983 F.2d 1087
NOTICE: Federal Circuit Local Rule 47.8(b) states that opinions and orders which are designated as not citable as precedent shall not be employed or cited as precedent. This does not preclude assertion of issues of claim preclusion, issue preclusion, judicial estoppel, law of the case or the like based on a decision of the Court rendered in a nonprecedential opinion or order.
Toney F. EDWARDS, Petitioner,
v.
DEPARTMENT OF THE ARMY, Respondent.
No. 92-3295.
United States Court of Appeals, Federal Circuit.
Nov. 12, 1992.
Rehearing Denied; Suggestion for Rehearing In Banc
Declined Dec. 21, 1992.
Before PAULINE NEWMAN, MAYER and LOURIE, Circuit Judges.
DECISION
PER CURIAM.
Toney E. Edwards seeks review of a Merit Systems Protection Board Decision, Docket No. AT07529010384, denying his petition for review. We affirm the decision of the Board.
OPINION
Mr. Edwards was employed as a Motor Vehicle Dispatcher at the John F. Kennedy Special Warfare Center and School, Fort Bragg, North Carolina. He was removed from this position after the Army found that Edwards (1) engaged, on two separate occasions, in discourteous conduct or conduct unbecoming a federal employee, and (2) hit another employee causing injury. After a hearing, the administrative judge (AJ) reduced the penalty to a three day suspension. The Board sustained the decision of the AJ, ruling that Edwards' petition did not warrant full review because it "constitutes mere disagreement with the administrative judge's findings and credibility determinations". On appeal, Mr. Edwards asserts that the Board's decision not to review the AJ's ruling was incorrect, and seeks to have the three day suspension set aside.

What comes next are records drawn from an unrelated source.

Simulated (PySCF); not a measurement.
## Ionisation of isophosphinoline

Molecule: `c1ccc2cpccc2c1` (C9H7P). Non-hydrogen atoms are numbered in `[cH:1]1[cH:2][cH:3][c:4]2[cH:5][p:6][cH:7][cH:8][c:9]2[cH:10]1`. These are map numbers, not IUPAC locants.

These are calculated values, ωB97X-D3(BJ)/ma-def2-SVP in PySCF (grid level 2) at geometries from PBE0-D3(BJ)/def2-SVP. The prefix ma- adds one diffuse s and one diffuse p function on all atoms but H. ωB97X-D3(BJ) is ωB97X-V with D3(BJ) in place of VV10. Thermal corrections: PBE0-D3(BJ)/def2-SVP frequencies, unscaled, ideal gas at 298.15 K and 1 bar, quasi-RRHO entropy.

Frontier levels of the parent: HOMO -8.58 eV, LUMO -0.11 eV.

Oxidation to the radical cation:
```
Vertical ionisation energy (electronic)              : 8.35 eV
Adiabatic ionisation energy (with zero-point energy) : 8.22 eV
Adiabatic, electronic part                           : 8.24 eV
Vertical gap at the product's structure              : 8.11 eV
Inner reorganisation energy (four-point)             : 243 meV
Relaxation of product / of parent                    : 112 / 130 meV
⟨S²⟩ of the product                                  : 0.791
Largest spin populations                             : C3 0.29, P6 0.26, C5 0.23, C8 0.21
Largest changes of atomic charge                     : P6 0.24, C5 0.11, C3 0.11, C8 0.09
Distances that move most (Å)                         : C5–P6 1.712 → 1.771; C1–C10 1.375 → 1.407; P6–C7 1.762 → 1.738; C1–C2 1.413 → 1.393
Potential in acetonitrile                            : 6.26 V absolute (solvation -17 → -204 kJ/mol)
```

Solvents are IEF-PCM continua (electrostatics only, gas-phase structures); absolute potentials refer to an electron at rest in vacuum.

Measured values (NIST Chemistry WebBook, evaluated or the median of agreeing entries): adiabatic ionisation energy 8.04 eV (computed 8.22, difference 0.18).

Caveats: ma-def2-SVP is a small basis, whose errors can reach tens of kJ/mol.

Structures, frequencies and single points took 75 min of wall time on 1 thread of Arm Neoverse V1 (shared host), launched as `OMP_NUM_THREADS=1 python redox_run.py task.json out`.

Mr. Edwards disputes the findings and credibility determinations of the AJ as to the three instances of misconduct. The Board's findings will be sustained if supported by substantial evidence on the record as a whole. Bradley v. Veterans Admin., 900 F.2d 233 (Fed.Cir.1990). Substantial evidence is evidence sufficient to persuade a reasonable fact finder; it need not be a preponderance of the evidence adduced. Stanek v. Dept. of Transportation, 805 F.2d 1572 (Fed.Cir.1986). In addition, "[t]o the extent that the petitioner's claim is based upon a challenge to the presiding official's credibility determinations, ... these determinations are virtually unreviewable." Hambsch v. Dept. of Treasury, 796 F.2d 430, 436 (Fed.Cir.1986). A determination of the credibility of witnesses is the province of the official who heard their testimony and saw their demeanor, Griessenauer v. Dept. of Energy, 754 F.2d 361, 364 (Fed.Cir.1985), and will not be disturbed unless "inherently improbable or discredited by undisputed evidence or physical fact." Dittmore-Freimuth Corp. v. United States, 390 F.2d 664, 685 (Ct.Cl.1968).
We conclude that the Board's findings and credibility determinations are supported by substantial evidence.
Mr. Edwards also argues that the AJ misinterpreted 5 U.S.C. § 7503(a). That statute provides, in part:
(a) Under regulations prescribed by the Office of Personnel Management, an employee may be suspended for 14 days or less for such cause as will promote the efficiency of the service (including discourteous conduct to the public confirmed by an immediate supervisor's report of four such instances within any one-year period).
5 U.S.C. § 7503(a). Mr. Edwards interprets this language as requiring four instances of discourteous conduct before a suspension may be imposed. However, the requirement of four instances of confirmed discourtesy relates to conduct involving a member of the public. Mr. Edwards does not contend that any of the instances in question involved members of the public. Accordingly, the agency was not barred from taking action based on the two instances here of record.
With respect to the penalty, the agency argues that the suspension is warranted in view of the facts of this case, and in order to "promote the efficiency of the service". 5 U.S.C. § 7503(a). We review to determine whether the penalty imposed is so harsh or disproportionate to the offense as to constitute an abuse of discretion. Yeschick v. Dept. of Transportation, 801 F.2d 383 (Fed.Cir.1986). "We will not change an agency's determination of the penalty for employee misconduct unless the severity is plainly disproportionate or unreasonable." Morgan v. Dept. of Army, 934 F.2d 310, 312 (Fed.Cir.1991); Coleman v. United States Secret Serv., 749 F.2d 726, 729 (Fed.Cir.1984); Nagel v. DHHS 707 F.2d 1384, 1387 (Fed.Cir.1983).
We conclude that the penalty of a three day suspension was not excessive, and was within the Board's discretionary authority. See 5 U.S.C. § 7703(c).